Since the launch of Capital Waters mid-November 2013 we have received an overwhelming amount of positive reactions on our initiative. We were happy to see that many people endorsed our vision of making a standardized set of investment documents publicly available for use in early stage transactions. We thank you for your comments and reactions and encourage you to keep sending us feedback on this initiative and the model documents itself.
Today, we have published a few more investment documents on our website. First of all, for the venture capital document, the appropriate articles of association that are fully aligned with the model subscription and shareholders agreement (for preferred shares). We would like to thank Casper Jones and Marc Scholten of the notary firm Veldhuizen Beens Van de Castel for preparing these articles and making them available on our website.
Secondly, we have prepared a simplified and shorter version of the subscription and shareholders agreement, focussed on angel investments. We expect this type of deals to range from around 25,000 to around 250,000 euro, although no real limitations apply.
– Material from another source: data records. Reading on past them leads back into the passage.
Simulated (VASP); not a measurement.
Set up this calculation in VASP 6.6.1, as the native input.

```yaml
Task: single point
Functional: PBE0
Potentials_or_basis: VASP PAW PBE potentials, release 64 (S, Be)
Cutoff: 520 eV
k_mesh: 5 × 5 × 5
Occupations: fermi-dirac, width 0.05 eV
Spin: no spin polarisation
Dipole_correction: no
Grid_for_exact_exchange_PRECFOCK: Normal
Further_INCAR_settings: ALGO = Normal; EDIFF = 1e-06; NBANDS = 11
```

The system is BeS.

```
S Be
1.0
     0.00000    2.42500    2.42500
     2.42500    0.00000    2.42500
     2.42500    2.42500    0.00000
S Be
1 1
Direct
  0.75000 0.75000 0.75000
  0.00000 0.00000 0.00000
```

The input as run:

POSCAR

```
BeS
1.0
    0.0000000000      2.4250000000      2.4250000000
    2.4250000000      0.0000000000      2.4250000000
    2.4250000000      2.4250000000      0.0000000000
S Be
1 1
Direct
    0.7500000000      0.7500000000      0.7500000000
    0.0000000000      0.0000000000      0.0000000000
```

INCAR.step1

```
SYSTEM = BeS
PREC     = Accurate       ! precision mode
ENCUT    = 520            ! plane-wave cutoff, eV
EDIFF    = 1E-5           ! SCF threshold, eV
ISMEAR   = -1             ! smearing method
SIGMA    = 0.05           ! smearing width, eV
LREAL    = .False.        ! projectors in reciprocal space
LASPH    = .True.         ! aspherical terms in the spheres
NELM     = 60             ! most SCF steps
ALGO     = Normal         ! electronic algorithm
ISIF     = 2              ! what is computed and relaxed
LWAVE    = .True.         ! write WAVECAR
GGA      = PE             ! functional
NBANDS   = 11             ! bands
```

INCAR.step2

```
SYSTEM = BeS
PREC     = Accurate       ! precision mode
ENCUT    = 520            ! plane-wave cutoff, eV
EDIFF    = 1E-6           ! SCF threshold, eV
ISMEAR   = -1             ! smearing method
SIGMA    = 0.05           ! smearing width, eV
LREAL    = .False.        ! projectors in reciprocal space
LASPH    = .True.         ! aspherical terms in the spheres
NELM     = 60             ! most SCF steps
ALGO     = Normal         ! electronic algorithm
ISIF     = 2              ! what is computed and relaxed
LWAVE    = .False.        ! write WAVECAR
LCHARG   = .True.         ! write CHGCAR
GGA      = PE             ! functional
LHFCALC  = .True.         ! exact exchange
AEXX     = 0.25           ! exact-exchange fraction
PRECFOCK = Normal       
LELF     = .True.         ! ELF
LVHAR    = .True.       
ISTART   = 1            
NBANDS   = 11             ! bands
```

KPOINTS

When Friends, Family, Informal Investors or Business Angels invest a relative small amount in a very early stage start-up, the venture capital version of the subscription and shareholders agreement is in many cases too extensive and burdensome. The documents for Angel Investment have been prepared to solve this: only ordinary shares for both founders and investors, no milestones, no liquidation preference, no anti-dilution provision, no supervisory board and simplified warranties, simpler leaver provisions and information requirements. Based on our experience this represents widely a consensus on what should and should not be in a standard angel investment document. However, we are happy to receive any different views on this.